A nonprofit has launched the first open source platform aimed at delivering sophisticated anti-fraud capabilities to financial systems in Africa as well as parts of Asia and the Middle East.
The Tazama open source project is real-time financial transaction monitoring software that can be deployed by digital financial services providers to detect and block fraudulent transactions and protect consumer accounts.
While large financial firms such as Visa and Mastercard have such capabilities, smaller financial institutions and government agencies in the region do not, making their financial systems prone to fraud and undermining citizens' trust in the system.
Funded by the Linux Foundation Charities and the Bill and Melinda Gates Foundation, the open source Tazama project has completed alpha pilot projects in Jordan and South Africa and plans to expand its deployments.
It's already working with the Central Bank of West African States and rural banks in the Philippines, says Greg McCormick, executive director of the Tazama Project at Linux Foundation.
Providing anti-fraud services like Tazama is critical to increasing trust and raising citizens' participation in a country's financial system, which is a key part of overall economic development.
Africa and some nations in the Middle East and Asia lag far behind in account ownership compared with the United States, Europe, and the richer economics of Asia.
Only 27% of adults in Egypt have a bank account, 47% of adults in Jordan, 45% in Kenya, 36% in Burkina Faso, and 45% in Nigeria, according to The Global Findex Database 2021, published by the World Bank.
The Gates Foundation found that delivering banking services to lower-income citizens is a key component of meeting its goal of helping deploy real-time digital payments, which can help economies grow.
In many countries, people are living on just dollars a month, which does not make it profitable for large financial firms to create their own financial networks.
Instead, homegrown systems based on open source software are needed, McCormick says.
Real-Time Fraud Detection The Tazama open source software is a server that takes in information and applies more than 270 different rules, each one of which produces a single answer.

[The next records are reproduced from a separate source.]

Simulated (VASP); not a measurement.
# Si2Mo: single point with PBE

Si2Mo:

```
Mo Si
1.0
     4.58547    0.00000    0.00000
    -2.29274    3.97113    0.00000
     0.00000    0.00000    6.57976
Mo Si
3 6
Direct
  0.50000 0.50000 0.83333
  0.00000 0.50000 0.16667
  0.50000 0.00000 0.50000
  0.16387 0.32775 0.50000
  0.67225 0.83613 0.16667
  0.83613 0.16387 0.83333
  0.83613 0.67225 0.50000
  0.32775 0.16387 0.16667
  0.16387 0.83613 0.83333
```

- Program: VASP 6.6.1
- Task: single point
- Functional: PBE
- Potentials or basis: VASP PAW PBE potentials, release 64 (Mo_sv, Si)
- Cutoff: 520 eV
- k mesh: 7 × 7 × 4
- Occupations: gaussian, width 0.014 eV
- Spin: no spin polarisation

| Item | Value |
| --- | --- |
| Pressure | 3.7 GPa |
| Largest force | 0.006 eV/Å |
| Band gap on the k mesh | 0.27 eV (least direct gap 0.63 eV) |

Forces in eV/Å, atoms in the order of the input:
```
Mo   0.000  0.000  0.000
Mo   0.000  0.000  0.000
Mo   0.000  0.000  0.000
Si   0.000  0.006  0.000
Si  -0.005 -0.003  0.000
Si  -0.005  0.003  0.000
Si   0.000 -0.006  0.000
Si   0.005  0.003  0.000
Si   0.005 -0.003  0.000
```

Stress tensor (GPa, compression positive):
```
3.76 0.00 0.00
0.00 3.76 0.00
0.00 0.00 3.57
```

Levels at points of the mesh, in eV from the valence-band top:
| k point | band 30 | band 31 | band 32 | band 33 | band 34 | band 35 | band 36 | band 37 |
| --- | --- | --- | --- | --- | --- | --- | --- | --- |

The rules are combined into typologies, which look for particular types of fraud, according to Tazama documentation.
The information flow for a financial transaction in Tazama's anti-fraud platform.
With digital fraud growing in Africa and other parts of the world, such as a recent spate of Magecart attacks on e-commerce websites, protecting the financial system and its participants from fraud is especially timely.
The pilot project's servers are currently running 2,300 transactions per second, which results in detection of fraud in real-time, McCormick says.
Adding AI for Cybersecurity The platform is a machine-learning engine that ingests transaction data in real-time, stores the information in a database, and then uses behavioral modeling to determine whether the transaction is likely legitimate or a sign of fraud, says Justus Ortlepp, product manager for Tazama.
Job fraud, where the criminal offers work to people but then steals their money, is common in some parts of Africa, while laundering funds stolen through other criminal schemes is another common attack on financial systems, says Ortlepp.
The Tazama group plans to build more capabilities into the platform, including explainable AI and other advanced features.
Many targeted countries do not have a cybersecurity-skilled workforce or resources to deploy a complex platform, so using machine learning and AI to make the platform easier to use and manage is important, McCormick says.